Jordan Spieth wins a difficult U.S. Open

If you watched the U.S. Open golf championship, you may have thought you were watching the British Open. However, don’t be fooled – the Chambers Bay course is really in the state of Washington. Jordan Spieth won the U.S. Open with an overall score of 5-under par and he becomes only the sixth golfer to win both the Masters and U.S. Open in the same year.

On television, the course looked very much like the links courses of Scotland; rolling hills, beside the ocean shore, with few trees, high rough and a lot of brown fescue grass.

Many of the golfers complained about the course, but the USGA loves setting up the U.S. Open course to be difficult. According to the USGA, if nobody breaks par then the course is just right. Well, Chambers Bay was just what the USGA ordered. There was even a train going by from time to time as the golfers were concentrating on their next putt.

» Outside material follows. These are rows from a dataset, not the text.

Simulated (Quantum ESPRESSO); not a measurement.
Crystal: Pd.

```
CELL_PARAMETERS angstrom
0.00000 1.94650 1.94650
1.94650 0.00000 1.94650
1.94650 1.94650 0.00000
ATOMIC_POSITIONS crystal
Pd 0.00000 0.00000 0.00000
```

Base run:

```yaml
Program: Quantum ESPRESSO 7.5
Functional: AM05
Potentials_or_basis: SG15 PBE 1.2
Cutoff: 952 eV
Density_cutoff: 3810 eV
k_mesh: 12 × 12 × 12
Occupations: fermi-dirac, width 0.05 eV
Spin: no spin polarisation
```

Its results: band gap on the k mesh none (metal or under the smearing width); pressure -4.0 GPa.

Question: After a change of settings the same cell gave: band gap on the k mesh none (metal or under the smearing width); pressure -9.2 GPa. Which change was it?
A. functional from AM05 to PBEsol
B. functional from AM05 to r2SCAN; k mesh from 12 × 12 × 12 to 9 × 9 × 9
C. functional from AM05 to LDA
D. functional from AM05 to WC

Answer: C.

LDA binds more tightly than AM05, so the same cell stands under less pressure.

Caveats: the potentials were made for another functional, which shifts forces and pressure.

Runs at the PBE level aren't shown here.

USGA President Thomas O’Toole, Jr., said on the telecast on Sunday the USGA was very happy with the selection of Chambers Bay.

“We stepped outside the box with this selection, to bring a U.S. Open to a course like this, to a place that we had never been in 114 years; a great choice and it’s been an exciting week,” said O’Toole.

As typically is the case, the course was set up differently each day, but at Chambers Bay the USGA was able to differ the distance of the course by more than 200 yards from one day to the next. The final round on Sunday was the shortest the course was set up in the four rounds of the tournament. Ten of the holes were an average of 30 yards shorter on Sunday than they were during the third round on Saturday.

“We had flexibility here, even in yardages and also in pars on holes,” said O’Toole. “There’s a lot of excitement between the 15th tee and the house, and one of those of course was making the 18th hole a par 5.”

Indeed. In fact, the USGA may have made that decision after Spieth complained after round two that playing the 18th hole as a par-four “was the dumbest hole I’ve ever played.”

The plan was to make No. 18 a par-five on Thursday and Saturday, and par-four on Friday and Sunday. However, after the third round, Spieth reiterated what he said the day before, in not looking forward to seeing the final hole as a par-four in the final round. He admitted his plan was to possibly play the 18th hole by driving the ball up the adjacent 1st fairway. The USGA didn’t like that idea, so they decided to keep No. 18 a par-five on Sunday.

“If you don’t think that players have any sort of influence over course setup, this is a perfect example where a player has voiced his discontent with a particular hole and how it’s been set up and I think the USGA has responded, amidst all of the scrutiny and criticism of that golf course and the setup has endured this week from both players and the media,” Notah Begay said Sunday morning on Golf Channel’s Morning Drive.

USGA Executive Director Mike Davis denied the decision was based on Spieth’s comments. Davis claimed the change came because of a weather forecast that called for a left-to-right crosswind on the hole that could decide the winner of the national championship.

Greg Norman, one of the commentators on the telecast, said he talked to many fans while walking the course on Saturday, and “100 percent of everyone was just so enthusiastic and over the moon about the U.S. Open Championship being here.”

O’Toole responded, “You see it, not just here on site, but everywhere I think you all went this past week, you saw energy from people, that I’d say some aren’t even golfers, but the fact that we brought a national championship to the region is a fabulous thing and they knocked it out of the park. They’ve supported it, they’ve been here, they’ve been vocal, and the energy is as good as any I’ve seen in my U.S. Open time.”

Here in the Tulsa area, we may be spoiled to have so many top-notch golf courses that have hosted big tournaments over the years. Southern Hills Country Club has hosted the U.S. Open, PGA Championship and the Tour Championship. Tulsa Country Club has hosted the NCAA Women’s Championship and the LPGA John Q. Hammons Invitational for a few years before it moved to Meadow Brook Country Club, and the Golf Club of Oklahoma in Broken Arrow hosted the Ben Hogan and Hooters Tours a few times in the 1990s.

So we’re very familiar with good-looking, difficult golf courses, and to many local observers, the Chambers Bay course came across as almost a farce, with the dead grass, gray sand bunkers, a noisy train, and fairways that slope more than 20-degrees from one side to the other.

Will Chambers Bay ever host a major championship again?

Maybe, but it certainly won’t be hosting a U.S. Open any time soon. The USGA has announced host golf courses through 2023 and Chambers Bay is not on the list. Neither is Southern Hills. However, it is expected that Southern Hills could be awarded the U.S. Open in 2024 or 2025. I certainly hope so.